FIG. 2 shows a diagram of a VSWR (Voltage Standing Wave Ratio) of the antenna structure 100 according to an embodiment of the invention. The horizontal axis represents the operation frequency (MHz), and the vertical axis represents the VSWR. According to the measurement result of FIG. 2, the antenna structure 100 can be excited to generate at least one operation frequency band FB1 which is from about 5150 MHz to about 5850 MHz. Therefore, the antenna structure 100 of the invention can cover at least the Wi-Fi 5 GHz frequency band and provide sufficient antenna gain in the aforementioned frequency band.
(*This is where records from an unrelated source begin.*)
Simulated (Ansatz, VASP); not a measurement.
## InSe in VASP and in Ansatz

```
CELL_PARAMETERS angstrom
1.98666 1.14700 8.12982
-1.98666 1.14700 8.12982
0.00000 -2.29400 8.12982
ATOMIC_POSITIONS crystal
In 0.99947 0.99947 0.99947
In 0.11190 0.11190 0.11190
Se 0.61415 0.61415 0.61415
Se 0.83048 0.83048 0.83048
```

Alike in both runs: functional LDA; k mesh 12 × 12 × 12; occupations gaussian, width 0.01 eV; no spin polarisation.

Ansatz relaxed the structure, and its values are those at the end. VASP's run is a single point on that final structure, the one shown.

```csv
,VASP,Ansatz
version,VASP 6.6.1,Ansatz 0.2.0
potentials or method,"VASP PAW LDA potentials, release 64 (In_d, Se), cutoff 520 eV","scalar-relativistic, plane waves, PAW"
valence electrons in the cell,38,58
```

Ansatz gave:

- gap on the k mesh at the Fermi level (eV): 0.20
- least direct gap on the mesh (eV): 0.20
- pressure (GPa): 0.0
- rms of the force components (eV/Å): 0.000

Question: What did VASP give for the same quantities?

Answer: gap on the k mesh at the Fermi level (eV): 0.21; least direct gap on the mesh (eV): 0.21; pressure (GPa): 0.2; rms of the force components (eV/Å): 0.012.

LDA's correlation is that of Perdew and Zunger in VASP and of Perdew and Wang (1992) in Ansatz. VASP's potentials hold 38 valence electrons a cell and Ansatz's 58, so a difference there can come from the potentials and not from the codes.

FIG. 3 shows a diagram of an antenna structure 300 according to an embodiment of the invention. In the embodiment of FIG. 3, a feeding radiation element 320 of a dipole antenna element 310 of the antenna structure 300 has a first open slot 325 and a second open slot 326. The second open slot 326 is substantially parallel to the first open slot 325. The length L5 of the second open slot 326 is substantially equal to the length L3 the first open slot 325. An open end of the first open slot 325 and an open end of the second open slot 326 are both positioned at a first edge 321 of the feeding radiation element 320, and the first meandering connection line 140 is coupled to a second edge 322 of the feeding radiation element 320. A feeding point 323 on the feeding radiation element 320 is coupled to a signal source 190. The feeding point 323 is adjacent to the first open slot 325 and the second open slot 326. The feeding point 323 is substantially positioned between the open end of the first open slot 325 and the open end of the second open slot 326. According to some measurement results, the two open slots of the dipole antenna element 310 can also suppress the generation of multi-order resonant modes and therefore improve the whole impedance matching of the antenna structure 300. Other features of the antenna structure 300 of FIG. 3 are similar to those of the antenna structure 100 of FIG. 1. Accordingly, the two embodiments can achieve similar levels of performance.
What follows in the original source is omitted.